Take My Breath Awaaay

by Ekua on August 27, 2009 in Peru


July 24, 2009

The flight from Lima to Cusco offered the most spectacular views I’ve ever seen from a plane.  My first sight of the Peruvian Andes was a completely unique experience for me. After taking off, it was just moments before we left the grayness of Lima behind for misty valleys, bright blue skies, and rippling mountains.

But after about an hour, I was literally and figuratively brought back down to earth. After stepping off the plane, it wasn’t long before I felt the chill of the air and the lack of oxygen. At 3,300+ meters above sea level, Cusco was very cold and left me gasping for air. Unfortunately, the airport transfer I had arranged through my hostel was nowhere to be found. I dodged taxi touts while struggling to catch my breath, manage my backpack, and make a call to the hostel. When I finally got through to the hostel, it sounded like they had forgotten to arrange my airport transfer and they said someone would be there to pick me up in ten minutes. To get the actual time someone will show up for you in Peru, you need to double or triple the time they tell you. It was a relief when a driver finally showed up with a sign with my name on it.

Approaching Cusco

Cusco from ground level isn’t as nice as Cusco from above.  The bulk of the buildings were depressing brick and cement structures. I’m not sure if it´s true, but I’ve been told Peruvians are taxed if their buildings are finished so many are left unfinished. I’ve also heard businesses are taxed if they want to put up a sign. It’s hard to believe they have such rules when tourism is a major source of income for Peru.

In Cusco, I decided to stay at the Loki Hostel. I heard it wouldn’t be the most cultural experience and I probably wouldn’t get much sleep there, but I figured it would be a good place to meet people. I had reserved a large dorm, but there was a bed available in a triple with two girls from Denmark. My roommates had also just arrived in Cusco but had been traveling for awhile. They had been making their way north through Argentina, Chile and  Bolivia. They had tales of winter storms and surviving the coldest nights of their lives. To them, Cusco felt like a comfortable temperature and altitude compared to some of the other places they visited.

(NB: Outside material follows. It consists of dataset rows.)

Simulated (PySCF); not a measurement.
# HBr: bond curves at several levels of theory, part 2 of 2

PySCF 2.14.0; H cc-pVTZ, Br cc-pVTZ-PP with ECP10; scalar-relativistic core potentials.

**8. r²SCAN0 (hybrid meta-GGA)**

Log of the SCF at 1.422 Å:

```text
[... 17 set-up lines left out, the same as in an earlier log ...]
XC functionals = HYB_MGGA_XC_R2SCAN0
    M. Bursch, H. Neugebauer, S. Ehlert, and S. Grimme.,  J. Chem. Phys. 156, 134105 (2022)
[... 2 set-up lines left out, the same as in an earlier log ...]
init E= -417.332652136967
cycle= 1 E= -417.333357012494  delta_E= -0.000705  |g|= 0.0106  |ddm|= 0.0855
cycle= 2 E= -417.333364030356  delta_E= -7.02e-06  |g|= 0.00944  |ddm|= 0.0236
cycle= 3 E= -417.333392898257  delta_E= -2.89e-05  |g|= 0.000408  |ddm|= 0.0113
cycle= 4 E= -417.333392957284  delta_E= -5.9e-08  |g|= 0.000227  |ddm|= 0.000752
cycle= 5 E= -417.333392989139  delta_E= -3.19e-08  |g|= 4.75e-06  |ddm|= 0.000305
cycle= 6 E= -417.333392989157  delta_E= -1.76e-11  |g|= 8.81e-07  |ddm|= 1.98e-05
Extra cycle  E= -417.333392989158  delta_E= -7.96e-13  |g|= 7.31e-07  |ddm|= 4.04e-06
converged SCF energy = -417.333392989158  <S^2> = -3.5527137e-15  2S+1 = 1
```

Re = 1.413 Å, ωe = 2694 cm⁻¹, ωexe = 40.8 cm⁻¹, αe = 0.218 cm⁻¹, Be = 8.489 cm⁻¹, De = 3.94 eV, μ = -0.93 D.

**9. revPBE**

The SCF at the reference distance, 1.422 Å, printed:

I heard it was a good idea to eat light when first arriving to a high altitude destination so I ordered a salad and sipped a mug of coca tea which is supposed to help with altitude sickness. During this time, it dawned on me that I was alone and had no one to meet up with for the rest of my trip. Looking around the hostel’s common areas, it seemed that everyone seemed to know everyone else and I was on the outside. I thought about how much I enjoyed life in San Francisco and wondered why I would leave behind friends and comfort to travel by myself in cold, uncomfortable places where I knew no one.

First night in Cusco at the Loki

It turns out that was one of very few lonely moments on my trip. Later, I decided to go up to the bar for happy hour. Within seconds I was meeting new people and hanging out with a group of Aussies and my Danish roommates. We exchanged travel stories and talked about about our lives at home. I had a great time and forgot all about my plans to get to bed early. Thinking of all of the new places to see and the new friends to make, I went to bed excited about the possibilities and thrilled to be traveling again.

{ 2 comments… read them below or add one }

Andi August 31, 2009 at 1:34 pm

Omg, how beautiful are the Andes??? It was so surreal when I could say “Andi is in the Andes” haha! It’s funny how when we travel if we’re alone for a day or something we start to stress, even though we KNOW that won’t be the case for long.


Ekua September 2, 2009 at 10:18 pm

Haha, I didn’t know that would be the case, I was seriously nervous! Besides a couple nights in Vancouver earlier this year, it was my first true solo travel experience… but now I know and I am totally down to travel solo again!